Open fabsen opened 3 years ago
Oh. This is interesting. Probably the figures are not probably closed. Thanks for pointing out. I wonder if this is an issue related to the pytorch lightning TensorboardLogger.
This still seems to be an issue. I had been training in a Docker container and thus not seeing the plots.
After training completed when not using a container, my system would almost crash from the sheer number of figures being opened. I will take a look at fixing the plot generation issue.
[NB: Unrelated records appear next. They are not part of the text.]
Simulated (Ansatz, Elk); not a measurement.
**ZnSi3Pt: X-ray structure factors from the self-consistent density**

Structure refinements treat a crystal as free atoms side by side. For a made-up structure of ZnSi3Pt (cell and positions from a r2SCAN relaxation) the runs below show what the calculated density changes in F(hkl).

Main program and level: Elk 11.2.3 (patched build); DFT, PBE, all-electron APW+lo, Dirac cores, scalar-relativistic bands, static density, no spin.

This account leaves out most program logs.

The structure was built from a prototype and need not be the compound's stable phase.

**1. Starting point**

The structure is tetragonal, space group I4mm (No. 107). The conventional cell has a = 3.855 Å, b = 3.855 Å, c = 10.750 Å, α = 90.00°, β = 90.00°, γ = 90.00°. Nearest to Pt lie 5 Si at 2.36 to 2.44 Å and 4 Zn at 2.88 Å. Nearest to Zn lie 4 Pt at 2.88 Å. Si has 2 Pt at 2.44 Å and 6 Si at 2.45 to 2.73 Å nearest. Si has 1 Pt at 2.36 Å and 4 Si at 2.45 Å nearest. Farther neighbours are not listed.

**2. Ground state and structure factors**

@fabsen Thank you for the solution of log_interval=-1
. I faced the same issue while training in ddp mode on 4x NVidia V100. This was a major hurdle for scalability. Libraries I'm using:
pytorch-forecasting==0.9.0 pytorch-lightning==1.6.5 torch==1.11.0 torchmetrics==0.5.0
I experienced the same issue today after trying to upgrade my environment after a while. I was already using log_interval = -1
I am not using DDP mode either. I do have a multiple GPU setup but am only using 1 GPU at a time using os.environ["CUDA_VISIBLE_DEVICES"]
library versions are:
pytorch-forecasting==1.0.0 pytorch-lightning==2.1.1 torch==2.0.1 torchmetrics==1.2.0
I experienced the same issue today after trying to upgrade my environment after a while. I was already using
log_interval = -1
I am not using DDP mode either. I do have a multiple GPU setup but am only using 1 GPU at a time using
os.environ["CUDA_VISIBLE_DEVICES"]
library versions are:
pytorch-forecasting==1.0.0 pytorch-lightning==2.1.1 torch==2.0.1 torchmetrics==1.2.0
I am facing with same problem. Tried log_interval=-1 but did not make any difference. Did you able to solve it?
Expected behavior
I follow the tft tutorial but want to train on multiple GPUs.
Actual behavior
RAM usage increase drastically over time until we get a memory error (Cannot allocate memory ...)
Changing to
log_interval=-1
gets rid of the problem. Also training on one GPU only doesn't increase RAM usage.Code to reproduce the problem
Steps that differ from the tutorial:
gpus=[0, 1], accelerator='ddp',
/edit: For clarification: RAM usage keeps increasing, not VRAM (which is okay).